Cucumber is my tool of choice for Specification by Example. I like Cucumber for three reasons:
- The specifications are written in plain English
- The supporting tools are very mature
- The step definitions are clean
Plain English specifications
Technically the specifications are written in a Domain Specific Language called Gherkin, and you can have Gherkin in any language you want. But as far as my team are concerned, and the product owners in particular, it is plain English. Here is an example:
Scenario: A Diary Entry must have a Slug Given the "West" Diary is empty When I add a Diary Entry with no Slug Then the "West" Diary is still empty And a "Slug is mandatory" error occurs
Cucumber has been around a while and comes from the Ruby community who are passionate about automated testing. So not surprisingly the tool support for Cucumber is very mature. For example you can use either Webrat or Capybara to get headless browser testing (fast) but the capability to interface with Selenium if you want to drive the UI through an actual browser. Great.
Clean step definitions
Ruby has another massive impact on Cucumber. Cucumber’s step definitions are written in Ruby. The Ruby language is very clean. So the step definitions are clean.

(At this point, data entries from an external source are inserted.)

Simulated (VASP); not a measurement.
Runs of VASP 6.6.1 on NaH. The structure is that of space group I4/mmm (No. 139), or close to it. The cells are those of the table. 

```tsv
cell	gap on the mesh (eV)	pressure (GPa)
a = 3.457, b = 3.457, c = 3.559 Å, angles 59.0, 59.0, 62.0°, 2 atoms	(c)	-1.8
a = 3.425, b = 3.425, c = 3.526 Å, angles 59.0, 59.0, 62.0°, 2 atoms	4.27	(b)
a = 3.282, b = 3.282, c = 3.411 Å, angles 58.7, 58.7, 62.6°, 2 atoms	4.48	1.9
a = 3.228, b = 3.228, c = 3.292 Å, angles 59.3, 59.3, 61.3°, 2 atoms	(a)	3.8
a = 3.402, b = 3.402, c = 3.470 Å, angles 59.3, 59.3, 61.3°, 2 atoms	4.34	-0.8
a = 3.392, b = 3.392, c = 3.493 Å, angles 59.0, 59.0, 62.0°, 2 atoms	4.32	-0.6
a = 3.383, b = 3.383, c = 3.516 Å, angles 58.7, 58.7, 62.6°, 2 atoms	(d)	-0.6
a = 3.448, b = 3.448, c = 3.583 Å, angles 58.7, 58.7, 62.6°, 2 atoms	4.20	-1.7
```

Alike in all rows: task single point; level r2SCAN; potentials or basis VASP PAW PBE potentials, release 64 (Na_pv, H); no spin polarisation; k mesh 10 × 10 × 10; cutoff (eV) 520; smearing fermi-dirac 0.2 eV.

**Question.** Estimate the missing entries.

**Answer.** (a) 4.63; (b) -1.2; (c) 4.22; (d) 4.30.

Both the clean nature of the code and the brilliant tool support mean that using Cucumber is easy for development teams to use.
Cucumber is great. Check out the Cukes website and the Cucumber book (Wynne & Hellesøy, 2012).
Unfortunately not everybody can use Cucumber. Luckily there are Cucumber-esk variants for other environments and languages. For example, my last two teams have been .NET so we’ve used SpecFlow. Unfortunately the tool support in .NET isn’t very mature and, being C#.NET the step definitions are pretty horrible to read compared the Ruby alternatives. Deep sigh. But at least the specifications are in plain English and executable. It is worth it just for that.
This post is part of a series on Specification by Example.
Wynne, M. & Hellesøy, A. (2012). The Cucumber Book: Behaviour-Driven Development for Testers and Developers. Pragmatic Bookshelf.